7–11 Jul 2025
Yildiz Technical University, Istanbul
Europe/Brussels timezone

Governing residential collective sales: insights from Sydney and Vancouver

Not scheduled
20m
Yildiz Technical University, Istanbul

Yildiz Technical University, Istanbul

Oral Track 02 | PLANNING AND LAW

Speaker

Prof. Kristian Ruming (Macquarie University)

Description

This paper explores the dynamics of residential collective sales - where neighbours come together to sell their properties. Residential collective sales are driven by changes to planning frameworks that increase dwelling densities, often surrounding new transport infrastructure. This process has potential benefits for both urban development interests and property owners. On the one hand, collective sales are vital to delivering urban change and increased density, as development actors purchase a single, consolidated plot of land, rather than having to consolidate land through individual property purchases. One the other hand, owners can benefit from increases in property values due to upzoning and the capacity to negotiate higher sales prices as a collective. However, resident collective sales are fluid, fragile, and prone to breakdown.

Once the process is initiated, those ‘assembled’ are involved in a complex forward relationship with their property rights, home, neighbours and neighbourhood. This relationship requires the negotiation of those interests that remain ‘individual’, and those where cooperation and a shared understanding and goal need to be managed. The challenge of ‘holdouts’ and ‘free riders’ can be seen. For some, formalisation of an agreement to cooperate, for example through Memorandum of Understandings (MoUs) or deeds of agreement can be seen; for others, those mechanisms are less clear. Individual/collective tensions also need to be steered through changing policy, market and development cycles: households’ property decisions become inveigled with the intricacies and politics of the planning system, legal interests, development finance, and the twists and turns of the housing market.

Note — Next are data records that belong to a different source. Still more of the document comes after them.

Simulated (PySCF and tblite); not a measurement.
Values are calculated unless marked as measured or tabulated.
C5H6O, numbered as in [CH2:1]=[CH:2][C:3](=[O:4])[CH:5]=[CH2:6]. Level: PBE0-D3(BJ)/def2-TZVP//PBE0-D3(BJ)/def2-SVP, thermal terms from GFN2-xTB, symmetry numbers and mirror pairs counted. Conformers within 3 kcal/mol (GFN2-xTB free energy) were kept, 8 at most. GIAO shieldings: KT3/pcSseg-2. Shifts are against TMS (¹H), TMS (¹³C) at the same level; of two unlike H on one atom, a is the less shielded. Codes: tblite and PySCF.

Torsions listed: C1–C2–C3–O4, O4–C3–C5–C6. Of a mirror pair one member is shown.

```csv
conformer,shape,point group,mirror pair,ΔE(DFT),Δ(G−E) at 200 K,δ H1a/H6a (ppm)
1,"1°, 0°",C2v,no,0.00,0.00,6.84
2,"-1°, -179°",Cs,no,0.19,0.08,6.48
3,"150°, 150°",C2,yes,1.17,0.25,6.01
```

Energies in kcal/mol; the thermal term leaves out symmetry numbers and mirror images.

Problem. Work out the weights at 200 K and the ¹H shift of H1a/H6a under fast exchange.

This paper shares insight from these individual/collective journeys drawn from case studies in Sydney, Australia, and Vancouver, Canada. As part of that journey, neighbourly relations evolve and are tested, groups may disband, regroup, split or ‘poach’, and optimism waxes and wanes. Tensions amongst neighbours play out which may lead to feuds and neighbours not talking to each other. Questions of trust and transparency come into play, as do pragmatism, resignation and fatigue.

Best Congress Paper Award Yes

Primary authors

Prof. Kristian Ruming (Macquarie University) Prof. Simon Pinnegar (University of New South Wales) Dr Charlie Gillon (University of New South Wales) Prof. Hazel Easthope (University of New South Wales) Dr Laura Crommelin (University of New South Wales) Dr Sha Liu (Macquarie University)

Presentation materials

There are no materials yet.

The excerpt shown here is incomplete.